To Sam Leake, president of White Rock Rowing Club, and other club members, this creates the perfect setup for a boathouse. One of the basins will be excavated and turned into three boathouses for Southern Methodist University’s crew team, the White Rock Rowing Club, and a new crew team at Woodrow Wilson High School for students and other area teenagers (see sidebar).

In order to make this happen, the rowing club created a nonprofit, The White Rock Boathouse, and signed a lease with Dallas Water Utilities, which owns the building and has offices next door in the pump house. The project won approval from various city departments and boards. Private donations and foundation grants will pay for the $2.5 million project.

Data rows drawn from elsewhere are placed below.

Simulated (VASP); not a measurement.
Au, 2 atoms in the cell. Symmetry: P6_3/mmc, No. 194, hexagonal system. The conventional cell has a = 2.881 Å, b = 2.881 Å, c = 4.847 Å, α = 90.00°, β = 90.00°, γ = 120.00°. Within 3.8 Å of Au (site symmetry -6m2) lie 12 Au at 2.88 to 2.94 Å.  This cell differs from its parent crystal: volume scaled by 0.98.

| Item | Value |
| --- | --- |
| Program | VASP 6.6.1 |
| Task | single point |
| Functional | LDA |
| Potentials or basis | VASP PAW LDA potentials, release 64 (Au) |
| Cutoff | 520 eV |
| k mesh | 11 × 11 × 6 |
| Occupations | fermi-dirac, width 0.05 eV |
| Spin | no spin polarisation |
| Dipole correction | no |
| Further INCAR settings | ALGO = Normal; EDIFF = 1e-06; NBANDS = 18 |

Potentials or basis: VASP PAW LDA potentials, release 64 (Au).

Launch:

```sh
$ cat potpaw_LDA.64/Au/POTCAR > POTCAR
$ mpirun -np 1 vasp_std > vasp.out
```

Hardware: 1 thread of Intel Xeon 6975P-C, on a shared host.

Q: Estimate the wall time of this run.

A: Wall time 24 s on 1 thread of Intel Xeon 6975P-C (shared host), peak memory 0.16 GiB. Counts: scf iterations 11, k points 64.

“We’re still beating the bushes,” Leake says. “But we still have enough to get started.”

Currently, the rowing club uses the old boathouse close to Winfrey Point. The 26-foot-deep building is perfect for a single shell, but the rowing club, which has about 110 members, is growing and would like to offer double and team shells, which are longer, for its members, Leake says.

A rowing shell is about 12 feet long. Since the boats stack on top of each other in storage bays, Leake says one basins provides plenty of storage.

A dirt path will lead from the boathouse to the lake. The club already has built a dock and plans to build another. Brush will be cleared off to make room for parking.

The 6,000-square foot brick building next to the basins will be renovated into an indoor rowing training facility and for special events, Leake says.

Carolyn McKnight-Bray, an assistant director with the Dallas Park and Recreation Department, says it would be very difficult for the City to do a project of this magnitude.

“We knew we didn’t have the resources to develop that into a facility like (the proposed boathouse),” McKnight-Bray says. “Money only goes so far. So when private groups step up, we like that.”